The musicology and ethnomusicology program at the Sunderman Conservatory of Music helps students, whether experienced musicians or novice listeners, understand the structural elements of music and the cultural processes of music-making. The study of European and American art music is integrated with other global musical traditions, and students learn to articulate why cultures, including our own, engage in particular types of music-making.
One of the hallmarks of our approach to historical/cultural studies is that each of the professors of musicology and ethnomusicology conducts scholarly research that includes a performance specialty: Dr. Paul Austerlitz is a jazz performer, Dr. Alexander Kahn is a conductor, and Dr. Marta Robertson performs Okinawan classical dance. The study of musicology and ethnomusicology also extends beyond our courses into the fabric of the Conservatory where music education students perform on the College's Balinese gamelan ensemble, students in liberal arts world music courses present a performance as a final exam, students interested in Library Studies apply for an internship under the direction of our music librarian, and seniors with interests in opera or jazz may elect seminars which include immersion trips to New York. All students have additional opportunities to work with experts in cultural traditions, whether taking an Okinawan dance lesson, participating in a class with a visiting jazz pianist, studying performance practices with guest artists from Piffaro Renaissance Band, or teleconferencing about research with the Digital Reference Team at the Library of Congress.

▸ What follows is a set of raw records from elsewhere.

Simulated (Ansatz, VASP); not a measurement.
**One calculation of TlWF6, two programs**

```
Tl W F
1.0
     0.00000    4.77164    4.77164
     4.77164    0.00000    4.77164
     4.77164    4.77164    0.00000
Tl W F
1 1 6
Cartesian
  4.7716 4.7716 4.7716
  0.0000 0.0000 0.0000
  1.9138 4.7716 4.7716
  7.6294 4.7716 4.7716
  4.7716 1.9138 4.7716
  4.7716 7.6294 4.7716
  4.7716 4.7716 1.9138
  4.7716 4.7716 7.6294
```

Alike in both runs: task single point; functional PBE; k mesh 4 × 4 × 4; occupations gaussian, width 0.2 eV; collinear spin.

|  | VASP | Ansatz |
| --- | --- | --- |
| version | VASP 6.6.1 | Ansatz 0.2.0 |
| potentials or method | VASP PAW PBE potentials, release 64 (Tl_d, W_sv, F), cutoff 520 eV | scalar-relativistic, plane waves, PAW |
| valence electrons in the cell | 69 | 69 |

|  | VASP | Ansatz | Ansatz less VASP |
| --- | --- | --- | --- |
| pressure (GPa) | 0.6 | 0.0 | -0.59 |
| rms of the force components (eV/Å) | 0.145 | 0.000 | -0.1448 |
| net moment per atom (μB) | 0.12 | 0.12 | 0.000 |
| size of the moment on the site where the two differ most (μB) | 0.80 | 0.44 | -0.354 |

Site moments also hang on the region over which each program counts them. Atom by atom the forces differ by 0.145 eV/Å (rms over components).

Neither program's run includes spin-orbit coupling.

Whether for majors, minors, or non-majors, the musicology and ethnomusicology courses contribute to College and Conservatory curricular goals. Together we will develop your critical thinking skills through the lens of musicology in three areas: Historical and Cultural Thinking, Analytical Thinking, and the art of asking Essential Questions. Musicologists and ethnomusicologists analyze human thought and culture, but through a lens focused on musical products. We also use music theory as a grammatical tool to aid historical and analytical thinking.
The musicology sequence for music majors teaches you to "do musicology." And the ultimate goal is for you to become a more informed thinker, learner, performer, and listener.